The Nigerian Communications Commission (NCC) has confirmed its decision to proceed with the scheduled auction of the 3.5GHz spectrum, crucial for the deployment of fifth-generation (5G) mobile technology, despite appeals from some telecommunications operators to pursue administrative licensing.
In a recent statement at a stakeholder forum aimed at finalizing the Information Memorandum (IM) for the December 19, 2022 auction in Abuja, NCC Executive Vice Chairman, Prof. Umaru Garba Danbatta, clarified that the Commission would not entertain the request to award the 3.5GHz spectrum through administrative licensing. This came after operators urged the NCC to consider issuing the spectrum directly, citing the need for a more streamlined approach to accelerating the rollout of 5G services in Nigeria.
The NCC, in response, emphasized the importance of maintaining a transparent and competitive process. The auction will cover the remaining two lots in the 3.5GHz band, with a total of 200 MHz available in the 3400-3500 MHz and 3600-3700 MHz ranges. The Reserve Price (RP) for each 100 MHz TDD spectrum lot has been set at a staggering $273.6 million USD, or its equivalent in naira at prevailing Central Bank of Nigeria (CBN) rates.

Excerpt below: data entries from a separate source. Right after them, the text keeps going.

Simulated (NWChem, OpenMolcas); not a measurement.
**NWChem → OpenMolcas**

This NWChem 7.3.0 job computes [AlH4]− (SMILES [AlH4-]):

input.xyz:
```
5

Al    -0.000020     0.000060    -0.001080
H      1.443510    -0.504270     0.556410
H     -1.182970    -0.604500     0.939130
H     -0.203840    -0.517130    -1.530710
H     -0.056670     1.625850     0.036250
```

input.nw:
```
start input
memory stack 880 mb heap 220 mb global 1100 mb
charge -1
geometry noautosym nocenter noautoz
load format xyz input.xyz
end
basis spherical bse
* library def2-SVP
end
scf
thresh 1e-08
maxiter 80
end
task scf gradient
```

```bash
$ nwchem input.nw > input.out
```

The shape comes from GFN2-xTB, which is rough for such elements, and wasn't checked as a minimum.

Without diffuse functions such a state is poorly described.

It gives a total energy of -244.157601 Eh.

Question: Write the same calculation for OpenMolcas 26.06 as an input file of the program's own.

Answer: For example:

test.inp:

This auction follows the successful sale of the initial 3.5GHz spectrum lots in December 2021. Prof. Danbatta revealed that the NCC had received several requests from operators to administratively license the remaining lots at the same price point as the previous auction. However, the Commission remains resolute in its stance to move forward with the auction, maintaining its commitment to fairness and market-driven pricing.
As Nigeria edges closer to fully embracing 5G technology, the NCC’s decision to stick to a competitive auction process underscores its commitment to ensuring transparency, fairness, and equal opportunity for all market players. The December 19 auction will mark a significant step in the country’s 5G rollout plans, promising faster, more reliable mobile services for Nigerian consumers and businesses alike.